Some more questions:

There is an other bug in the code on NMEA2000_mcp.cpp line 105 should be: if (MaxCANReceiveFrames<2 ) MaxCANReceiveFrames=2;

But still I do not understand why TemperatureMonitor example works with my board Mega+own MCP2515. I noticed some strange effect, which I have to investigate: 130310 will be shown 3 times. Also other test device seem to have last message doubled.

tmcadam commented 7 years ago

I just checked the resistance on the bus and it looks fine. I am using a Mega and little CANBUS shields off Ebay, MCP2515 Controller, TJA1050 transceiver and 8MHz speed. The logs came from Listener on a Due with an MCP2562 chip which I made up following your circuit diagram. I have just tested with a similar board with 16Mhz chip and still seeing the problem.

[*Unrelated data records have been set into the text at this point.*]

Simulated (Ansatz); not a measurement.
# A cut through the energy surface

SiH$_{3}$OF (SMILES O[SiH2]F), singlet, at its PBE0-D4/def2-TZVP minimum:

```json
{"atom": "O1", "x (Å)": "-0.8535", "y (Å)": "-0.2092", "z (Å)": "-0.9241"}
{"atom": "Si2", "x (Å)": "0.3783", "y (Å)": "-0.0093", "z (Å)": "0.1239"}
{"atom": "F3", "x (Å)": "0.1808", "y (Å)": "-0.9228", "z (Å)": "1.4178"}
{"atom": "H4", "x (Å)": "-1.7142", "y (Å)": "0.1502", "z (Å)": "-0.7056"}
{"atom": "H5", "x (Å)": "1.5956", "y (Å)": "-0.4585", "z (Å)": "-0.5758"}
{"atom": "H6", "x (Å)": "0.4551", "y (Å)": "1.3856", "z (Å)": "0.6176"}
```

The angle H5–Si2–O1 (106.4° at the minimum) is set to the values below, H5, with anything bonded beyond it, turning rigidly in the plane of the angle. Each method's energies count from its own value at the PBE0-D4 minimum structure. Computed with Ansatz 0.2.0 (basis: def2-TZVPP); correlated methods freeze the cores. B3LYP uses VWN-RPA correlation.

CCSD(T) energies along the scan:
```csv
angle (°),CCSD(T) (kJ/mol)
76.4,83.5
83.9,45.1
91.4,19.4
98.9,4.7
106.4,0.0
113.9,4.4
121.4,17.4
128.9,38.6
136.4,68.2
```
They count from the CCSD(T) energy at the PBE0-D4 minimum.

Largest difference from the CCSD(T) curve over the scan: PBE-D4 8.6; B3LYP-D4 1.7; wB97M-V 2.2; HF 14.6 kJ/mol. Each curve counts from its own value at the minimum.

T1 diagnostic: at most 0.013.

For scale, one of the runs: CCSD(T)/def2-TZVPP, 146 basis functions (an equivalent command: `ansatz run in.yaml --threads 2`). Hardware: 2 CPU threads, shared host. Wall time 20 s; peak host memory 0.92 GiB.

I experimented a while back using the library with Atmega 328P boards, but strangely had the same issue with interrupt, although I thought that it was due to the ram being so close to the limit, and so it couldn't send the product information when the Garmin was requesting. When I switched to the Mega the problem was solved.

As my device is just a simple sender I could probably get away without using interrupt at all and use mask and filter to just receive the PGN that are important for the network (address claim and iso request). Do you see a problem with this approach?

I will add the other code change and test.

ttlappalainen commented 7 years ago

It is not good to just leave obvious bug to the code, if it is possible to find.

C/C++ allows to calculate PI with single line code, but it is not very readable. Also the line 90 on NMEA2000_mcp.cpp was not clear enough even it is simple.

I finally could generate the error you had and so found error in logic on line 90. It is now updated on GitHub. And why I did not first had same error - since I used test version of TemperatureMonitor with interrupts disabled.

tmcadam commented 7 years ago

Wow, that's great, it's working really nice now. The Garmin is displaying reliably and I am not seeing the original issue of the RS485 being blocked when the bus is disconnected.

I am still getting some missed RS485 packets (1 in 100, which isn't effecting me too badly as my application can handle them), but it is definitely being caused by the NMEA2000 interrupt interfering slightly with the serial communication interrupts. I have a fix already and am seeing no serial interference at all now (0 in 15,000+ packets).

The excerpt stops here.